Today we are continuing our look at Jesus. Fixing our eyes on Him as we seek to worship Him and emulate Him.
I am going to come right out and say this that today’s message has been heavily influenced by a message by a pastor in New York names Tim Keller. I knew I would need some help with this one, which I do normally do, but more so than usual, I needed some help on this one.
There are may things that happened in the times of Jesus that don’t happen in our time. I am sure we all know that politics are something that does happen in our time. Political debate, and gamesmanship is alive and well today, as it was in Jesus’ time, and today we are going to see how Jesus dealt with people who tried to get him caught up in a political trap.

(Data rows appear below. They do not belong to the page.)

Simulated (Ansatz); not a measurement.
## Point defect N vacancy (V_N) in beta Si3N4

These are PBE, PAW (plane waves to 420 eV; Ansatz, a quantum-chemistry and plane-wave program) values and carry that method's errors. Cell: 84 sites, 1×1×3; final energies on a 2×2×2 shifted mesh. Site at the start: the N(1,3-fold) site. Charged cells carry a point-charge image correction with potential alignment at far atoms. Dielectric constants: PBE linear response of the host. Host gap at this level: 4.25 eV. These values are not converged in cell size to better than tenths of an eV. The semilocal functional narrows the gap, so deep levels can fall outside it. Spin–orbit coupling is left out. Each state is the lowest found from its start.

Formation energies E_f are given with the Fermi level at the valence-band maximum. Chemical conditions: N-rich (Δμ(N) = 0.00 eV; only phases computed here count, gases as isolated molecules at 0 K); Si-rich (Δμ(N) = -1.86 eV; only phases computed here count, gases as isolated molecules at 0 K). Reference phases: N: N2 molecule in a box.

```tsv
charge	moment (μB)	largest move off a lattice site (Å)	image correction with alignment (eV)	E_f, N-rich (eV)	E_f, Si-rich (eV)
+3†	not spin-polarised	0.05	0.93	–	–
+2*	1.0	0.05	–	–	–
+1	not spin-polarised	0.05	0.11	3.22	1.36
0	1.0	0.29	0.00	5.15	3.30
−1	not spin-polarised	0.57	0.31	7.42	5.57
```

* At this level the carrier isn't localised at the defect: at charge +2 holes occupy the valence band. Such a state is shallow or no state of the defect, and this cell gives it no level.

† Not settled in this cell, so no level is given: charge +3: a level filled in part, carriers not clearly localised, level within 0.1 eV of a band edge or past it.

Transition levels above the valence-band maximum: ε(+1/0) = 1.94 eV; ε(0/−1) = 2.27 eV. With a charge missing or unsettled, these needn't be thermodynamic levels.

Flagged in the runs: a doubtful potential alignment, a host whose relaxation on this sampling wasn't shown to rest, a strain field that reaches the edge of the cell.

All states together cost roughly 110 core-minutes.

You see, all throughout Jesus’ ministry, people, including his disciples are of the opinion that what He is doing in His ministry is leading up to a climax that is political in nature. People look back to Isaiah and read that the government will be upon His shoulders, and they think that when He comes, he will be founding and upholding a new government. Well, time and time again, Jesus refutes that Idea, and even rebukes Peter when he insists that Jesus should not go and die. Now in the text we are to read today we see something that is not completely clear without understanding some of the back story of the interaction. There is more at steak here than just determining whether Christians should pay taxes or not, these men who are going to ask Jesus a question want to know HIs end game.
Before we start though, I do want to ask you a two fold question. 1. Who are your enemies politically? 2. How do you feel about those people?
now, lets read the text:
Ok, the first this I want to do here is give you a little background on what is happening here. The first thing to make note of is that Jesus is not being ask about taxes in general, but a particular tax. Because He asks for a denarius we know it is a head tax that was to be paid annually and was one denarius a year, somewhat symbolic in nature for the honor of being a subject of Caesar. Now, what is’t in the story here is that this particular tax was about 25 years old and when it was instituted, a revolution occurred, lead by a man named Judas the Galilean. This man lead in three things. The first is that he told everyone not to pay the tax, second he went into the temple and threw out all the foreigners. The third thing he did was to say that they would bring in the Kingdom of God. This revolution was squelched, and its leader executed. Does some of that sound familiar? You see, this new man who has been speaking all about the kingdom of God for most of his ministry, and who has just cleansed the temple. They are seeing a pattern here and they want to know if he is going to follow suit on the same route that Judas took. So, the question that the phrases are asking is really not should we pay the tax, they are asking if he is looking to overthrow the government. They are trying to trap him because If he says not to pay the tax, then he is calling for a revolt, if he says to pay it, then he is bowing to the authority of Caesar.
The beauty of His answer here is that he changes the rules of their question. in their question, they wanted it to be one way or the other, they only gave him two options, because in their minds there were only two options, pay it, or don’t, and those two answers would have put Jesus clearly on one side of a fence or the other. Political revolutionary, or political coward, Jesus didn’t play by their rules, instead he redefined what a revolution really was. He recognized both sides of the fence without bowing to either. Instead of becoming in grossed in political muck, He transcended it, and restored order to the people’s understanding.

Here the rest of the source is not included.